As we can see in the above figures the original data for one one cell, shown in bue, lie best within the natural variability of the exponential model, where the maximum likelihood estimate of the location parameter is 0.6020 since they remain within the cyan simulation envelope.

Although using the chi-square test in order to find the distribution that best fits with our data we have the following results:

Distribution	Chi-square error
Normal	1439.875
Lognormal	4521.5
Exponential	1352.375
Gamma	2161.125
Rayleigh	1332.625
Weibull	2691.5
Extreme value	8520

As we can see, the chi-square error for the rayleigh distribution is 1332.625, and the chi-square error for the exponential distribution is 1352.375 .

So we tested for the some cell if any distribution hypothesis at all is validated using the chi2test, so that the intuition we initially had would be confirmed. The result was that no distribution hypothesis at all was validated

.The chi-square test returns two values, A and B. A is the computed chi-square statistic, and B is the critical tabulated value at the degrees of freedom. In general, if A is less than B, the H0 hypothesis that DATA follows the DIST distribution is accepted. in our case, for this cell we have:

Distribution	Critical tabulated value at the degrees of freedom	Chi-square error
Normal	40,113	1439.875
Lognormal	40,113	4521.5
Exponential	41,337	1352.375
Gamma	40,113	2161.125
Rayleigh	41,337	1332.625
Weibull	40,113	2691.5
Extreme value	40,113	8520

It is clear that neither of them validates the hypothesis. Exponential distribution that seems better according to the quantile plot with simulation envelope has 20 units in chi-square error more than rayleigh distribution.

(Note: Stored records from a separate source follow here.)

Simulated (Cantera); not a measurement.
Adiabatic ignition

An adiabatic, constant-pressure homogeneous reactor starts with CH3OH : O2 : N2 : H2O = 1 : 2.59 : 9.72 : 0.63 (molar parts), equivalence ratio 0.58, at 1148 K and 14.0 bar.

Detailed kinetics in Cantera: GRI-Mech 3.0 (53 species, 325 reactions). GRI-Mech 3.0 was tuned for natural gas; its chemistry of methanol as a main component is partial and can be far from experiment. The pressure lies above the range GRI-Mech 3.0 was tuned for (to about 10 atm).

Edited on 11/03/08 by Sofia Nikitaki

Joint area A and area B (area A+B) results:

Removing Outliers (using the percentile-based approach)

As described in the implementation of this algorithm for area A before, we got the following results for the decile- based implementation having removed the outlier values from signal strength using the boxplot method

Removing outliers and using the decile-based algorithm the median location error is 2 m.

Removing the outliers from the signal strength measurements we minimize the maximun location error 2.5 m. The median value of both methods is 2 m.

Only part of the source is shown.